I'm making a self-balancing robot using Arduino Nano V3, knock-off from ebay, and L298D to control my Pololu's 29:1 geared motors (http://www.pololu.com/product/1443/
) that has a stall current of 5A, and free running 300mA at 12V.
Recently, I screwup the battery that I had (12V, 1.8AH), by charging it the wrong way, so I decided to use a wall adapter to power up the robot (because I was too curious to test it).
I was in the stage of fine tuning my PID values before my battery died. Then I connected my wall adapter to the robot.
I was shocked to see my robot balancing on power from wall adapter on the same values. But that happiness lasted for only 20secs.
Since it was balancing, I decided to give robot a little push to make sure its working fine. But I don't know why, after two swings, the robot stopped responding to the accelerometer, and the motors were 'on' in their full speed (the motor directions were not responding).
Then I pulled out the wall adapter and plugged it in again, and voilaa, my Arduino died too
(Now when I connect that Arduino Nano to my computer, it detects the FT232R IC, but it can't burn any program.. And the ATMega328 gets very hot whenever I plugged it into any 5V, even from USB. So i'm guessing that ATMega328 died)
So, after a wonderful story
my question is, What could be the issue that my Arduino died? Can someone help me do the forensics, so that I be sure that it doesn't happen next time?

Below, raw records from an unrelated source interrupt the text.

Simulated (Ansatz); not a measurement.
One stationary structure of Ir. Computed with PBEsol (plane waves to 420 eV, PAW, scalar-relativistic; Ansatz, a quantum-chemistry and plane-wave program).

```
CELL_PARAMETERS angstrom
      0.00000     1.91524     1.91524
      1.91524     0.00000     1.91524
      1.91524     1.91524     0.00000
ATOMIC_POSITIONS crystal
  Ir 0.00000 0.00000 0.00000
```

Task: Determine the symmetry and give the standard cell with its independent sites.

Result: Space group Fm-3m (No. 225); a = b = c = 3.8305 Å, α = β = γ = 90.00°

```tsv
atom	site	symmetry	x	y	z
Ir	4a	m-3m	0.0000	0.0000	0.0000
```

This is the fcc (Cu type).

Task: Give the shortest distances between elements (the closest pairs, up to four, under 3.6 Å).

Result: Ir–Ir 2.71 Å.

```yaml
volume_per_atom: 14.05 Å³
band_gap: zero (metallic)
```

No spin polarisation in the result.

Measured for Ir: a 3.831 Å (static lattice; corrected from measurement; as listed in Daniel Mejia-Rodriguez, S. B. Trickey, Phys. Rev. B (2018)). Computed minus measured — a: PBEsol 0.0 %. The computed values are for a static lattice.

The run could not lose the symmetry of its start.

One more thing. I borrowed another Arduino Nano V3 (exactly the same) from a friend, burned the same code, and power it up from USB (not from wall adapter
). And the motors are working just fine (obviously, i'm not getting that speed and torque, I have to pick the robot up in the air to see the motors moving)
So from this, I realised that only Arduino died, not the motor controller.
P.S. I'm not using opto-isolators.
Here is the power scheme that I'm using:
1. Wall Adapter / Battery --> Fullwave rectifier (reverse polarity protection)
From rectifier, it divides into two groups:
-- Rectifier --> L298D, for Motors
-- Rectifier --> Arduino Nano VIN (it supports upto 20V as input voltage and outputs 5V from VCC pin)
From Arduino's VCC, I powered up the following:
-- L298D's VCC
All had a common ground (ground from rectifier).